Saudi Arabia has also been a major sponsor of the anti-Assad uprising.

Hizbullah’s role in Syria has helped Assad to beat back the rebellion against his rule in critical areas of the country, including Damascus and a corridor of territory stretching north from the capital. But large parts of Syria’s less densely populated north and east have fallen to Islamic State.

“This danger does not recognise Shi’ites, Sunnis, Muslims, Christians or Druze or Yazidis or Arabs or Kurds. This monster is growing and getting bigger,” said Nasrallah.

Nasrallah reiterated his defence of Hizbullah's role in the Syrian conflict, the focus of criticism from Lebanese opponents who say the group has provoked Sunni militant attacks in Lebanon.

Most recently, insurgents including members of Islamic State seized the town of Arsal at the Syrian border, battling the Lebanese army for five days before withdrawing with 19 soldiers and 17 policemen as captives.

Nasrallah said the insurgents would have advanced as far as the Lebanese coast were it not for Hizbullah’s role fighting them in areas of Syria just east of the Lebanese border.

“Going to fight in Syria was, in the first degree, to defend Lebanon, the resistance in Lebanon, and all Lebanese,” he said.

A Hizbullah commander was killed last month in Iraq near Mosul, a city seized by Islamic State in June, suggesting the group may also be helping pro-government forces there.

Hizbullah has not officially announced any role in Iraq.

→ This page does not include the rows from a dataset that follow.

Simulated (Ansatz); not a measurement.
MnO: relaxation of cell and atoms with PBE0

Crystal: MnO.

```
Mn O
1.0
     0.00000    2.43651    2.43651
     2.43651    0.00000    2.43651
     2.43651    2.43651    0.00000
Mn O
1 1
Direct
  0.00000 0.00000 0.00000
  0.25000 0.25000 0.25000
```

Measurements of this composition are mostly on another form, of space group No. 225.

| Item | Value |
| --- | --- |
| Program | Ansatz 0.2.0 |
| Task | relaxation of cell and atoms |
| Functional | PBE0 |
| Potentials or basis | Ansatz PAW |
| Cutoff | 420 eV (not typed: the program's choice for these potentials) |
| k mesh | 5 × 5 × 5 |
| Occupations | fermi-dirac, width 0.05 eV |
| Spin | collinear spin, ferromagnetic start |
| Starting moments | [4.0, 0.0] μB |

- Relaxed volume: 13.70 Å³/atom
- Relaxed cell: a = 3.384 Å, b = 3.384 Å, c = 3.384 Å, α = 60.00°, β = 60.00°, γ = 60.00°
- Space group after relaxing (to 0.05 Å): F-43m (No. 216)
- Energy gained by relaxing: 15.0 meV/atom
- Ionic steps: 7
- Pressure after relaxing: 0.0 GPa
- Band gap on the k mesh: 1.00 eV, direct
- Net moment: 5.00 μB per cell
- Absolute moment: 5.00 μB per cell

Nasrallah linked the threat posed by Islamic State to the spread of Wahhabism, a puritanical school of Islam followed in Saudi Arabia that demands obedience to the ruler but which has been widely blamed for fuelling Sunni radicalism.

“[Islamic State] does not have borders. There is a real danger and a real fear among many states and authorities, because one of the advantages of this organisation is its capacity to recruit among followers of al Qaeda-Wahhabi thought,” he said.